I slept like an angel.
Day 200: The Gambian Gamble
Despite our late night, Jared and I rose with the lark. Jared had (wonderfully) donated his bed to his nibs here while he made do with the couch (undermining the whole idea of couchsurfing, but I wasn’t going to complain. The sassy young chick who cleans Jared’s house is called (in the local parlance) the ‘house virgin’, which is at once hilarious and also slightly sinister, but this is a sternly paternal society where you can have up to four wives, so don’t expect equal rights any time soon.
I said my thank-you’s and goodbye’s to Jared and then I headed over to the marina to see Milan and Sebastian. We sat and chatted for a while and then it was time, finally, to HIT THE ROAD.
It’s been EIGHT WEEKS since I arrived in Senegal from Mauritania. All of my Visas for West Africa have now expired and I have to get new ones. Bah!
I gave Milan a tremendously grateful hug, wished him well on his endeavours, and headed to the shared taxi stand. The Gambia was calling.

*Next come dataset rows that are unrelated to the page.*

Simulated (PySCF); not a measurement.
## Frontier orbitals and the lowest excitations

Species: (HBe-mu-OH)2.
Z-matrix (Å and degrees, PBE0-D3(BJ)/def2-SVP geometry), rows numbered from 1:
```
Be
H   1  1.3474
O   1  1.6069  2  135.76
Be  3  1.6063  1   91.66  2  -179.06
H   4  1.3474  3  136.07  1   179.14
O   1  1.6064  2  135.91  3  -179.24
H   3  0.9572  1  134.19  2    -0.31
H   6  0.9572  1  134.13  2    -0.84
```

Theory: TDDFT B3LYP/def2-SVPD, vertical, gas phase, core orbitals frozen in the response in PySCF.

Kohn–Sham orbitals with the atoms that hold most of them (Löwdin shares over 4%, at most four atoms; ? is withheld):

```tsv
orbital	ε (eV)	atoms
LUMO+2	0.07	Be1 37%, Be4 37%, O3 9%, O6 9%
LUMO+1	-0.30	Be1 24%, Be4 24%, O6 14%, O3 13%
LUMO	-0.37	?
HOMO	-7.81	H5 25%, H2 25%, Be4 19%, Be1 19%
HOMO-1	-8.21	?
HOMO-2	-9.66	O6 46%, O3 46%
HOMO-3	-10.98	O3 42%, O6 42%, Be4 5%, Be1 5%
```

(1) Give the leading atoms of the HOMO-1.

The road was good until Kaolack and then it became the nightmare I knew it was (having experienced the damn thing twice on my previous attempt to enter The Gambia). This time, I wasn’t taking any chances. I would be crossing the border and heading straight for the capital, Banjul. So we bounded over the multitude of potholes and drove on the mud at the side of the road (less bumpy) and wondered why on Earth the Senegalese government has allowed the North Koreans(!) to pay for a big pointless statue in Dakar when the main transport artery for millions of people has more holes in it than Blackburn, Lancashire.
At least now I know how many holes it takes to fill the Albert Hall.
I’d love to turn you on.
The border was painless – no visa required for The Gambia. My biggest worry was that the Senegalese border guys would spot the Cape Verde exit stamp – I didn’t get a Senegal exit stamp when I left and didn’t report in when I arrived on the Fleumel (naughty I know, but I’m mad and therefore this cannot be used as evidence). As a precaution, I forged the Cape Verde stamp (with a biro – cunning!) so it read 10.07.08. Unfortunately, this passport was issued on 08.10.08, so unless I’m The Doctor, there is a slight continuity error there, but (luckily) nobody noticed.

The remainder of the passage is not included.